There has been a lot of talk on Twitter, on the net, on blogs, and even Wee Ginger Dug about that banner and that sentiment.
I wasn’t at the march at the weekend, and there is some speculation as to whether the banner was there or not, but both have certainly opened up a debate about what is and is not acceptable within the YES movement.
Now I don’t have any sympathy for Sìol nan Gaidheal at all or their views and I think all of us can agree have little place in a modern Scotland. However, and maybe I’m an example of my life experiences, the sentiment on the banner in relations to the Tories doesn’t bother me all that much if it does.
Now I appreciate many don’t like the word, and many more feel that the use of the word ‘scum’ will turn some people away from the yes movement, and potentially voting yes in a future referendum, but it really just doesn’t upset me.
When I think back to the economic and social devastation of communities all over Scotland, and the U.K., by Thatcher I feel anger. When I think about the rape clause, the bedroom tax, welfare cuts, waspi women, grenfell, the red bus, immigration speeches, the power grab, the deportations of hundreds if not thousands of commonwealth citizens, the lies of better together I feel anger. The list is actually endless and I just can’t get upset about the use of the word ‘scum’ to describe Tories in Government, and many who knowingly vote for them.
I don’t care if Tories, or red and yellow Tories, get upset at the use of the word ‘scum’ to describe them and their policies. I get upset about food banks, and people feeling their only recourse is to kill themselves rather than live lives of misery after benefits being removed by a heartless and morally bankrupt government, elected by people who either don’t care or are ignorant, and ignorance is no excuse for the misery caused by their parties either red, blue or yellow.
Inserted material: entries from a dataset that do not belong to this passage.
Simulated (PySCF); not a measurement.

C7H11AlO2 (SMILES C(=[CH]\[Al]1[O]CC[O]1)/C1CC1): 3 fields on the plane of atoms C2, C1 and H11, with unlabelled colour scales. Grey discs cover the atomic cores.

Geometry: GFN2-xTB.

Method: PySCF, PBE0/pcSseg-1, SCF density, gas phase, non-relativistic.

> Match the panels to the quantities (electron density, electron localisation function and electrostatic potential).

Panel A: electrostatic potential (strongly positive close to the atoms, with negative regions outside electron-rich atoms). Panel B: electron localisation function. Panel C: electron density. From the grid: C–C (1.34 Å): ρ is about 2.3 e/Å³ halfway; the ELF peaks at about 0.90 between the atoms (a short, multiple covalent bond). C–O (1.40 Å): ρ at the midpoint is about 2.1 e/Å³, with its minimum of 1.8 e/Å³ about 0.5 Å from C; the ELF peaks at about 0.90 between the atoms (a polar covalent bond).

I appreciate the word ‘scum’ is not a nice word, it is a word that alienates, but when I reflect on my life experiences and how the Tories of all colours have impacted on it then it is difficult to feel any sympathy for those who knowingly vote for them, and certainly not for the politicians who know exactly what they are doing and the harm it causes while looking after their own and calling me a separatist and a nationalist for wanting something better.
They might not like to be referred to as ‘scum’ but does that say more about their guilt as they know that they have been associated with the word for nearly 40 or 50 years and their policies and actions deserve it. Is the concern of the yes movement, and many of its leaders,of the use of the word ‘scum’ more about fear of being portrayed as anything other than perfect or of being part of an intolerant movement in some minute way. All Under One Banner is an amazing idea, the YES movement is an inspiration and I understand that the Scotland they want to build is an inclusive and tolerant one, I also accept that the Tories of all colours are not going away in an independent Scotland and will play a role in the future direction of the country for good or bad.
So, while I understand the concern of the use of the word, of how it can be perceived to fall into the personalised politics that many of us don’t like, that it can alienate, there is a part of me that just can’t get upset at the term in relation to politicians and movements that have done so much harm to this country. I also accept that my view will not be shared by many, or any, and will potentially be viewed as offensive, you can’t get much lower than that word but there is also the part of me that understands that the reason I am no longer a member of a political party or any movement is that once political correctness sets in, when quotas and positive discrimination sets in, when you say that certain words cannot be used or are not welcome then that in itself becomes intolerant. I know that the word ‘scum’ can be viewed as the other words that have no place in the modern world, words that discriminate on the basis of gender, colour, race, sexuality or religion. I understand that I am more than likely wrong on this one but you can’t help but feel the way you feel and I am not going to apologise for that to be honest. I am my experiences, I don’t care what colour Tories are, what country they come from, what faith they follow or who they love but I do care about their actions and policies and for me those are something I don’t know that I will ever be able to forgive, maybe I will tone down the use of the word in this blog but the feelings will still be there, the anger will still be there.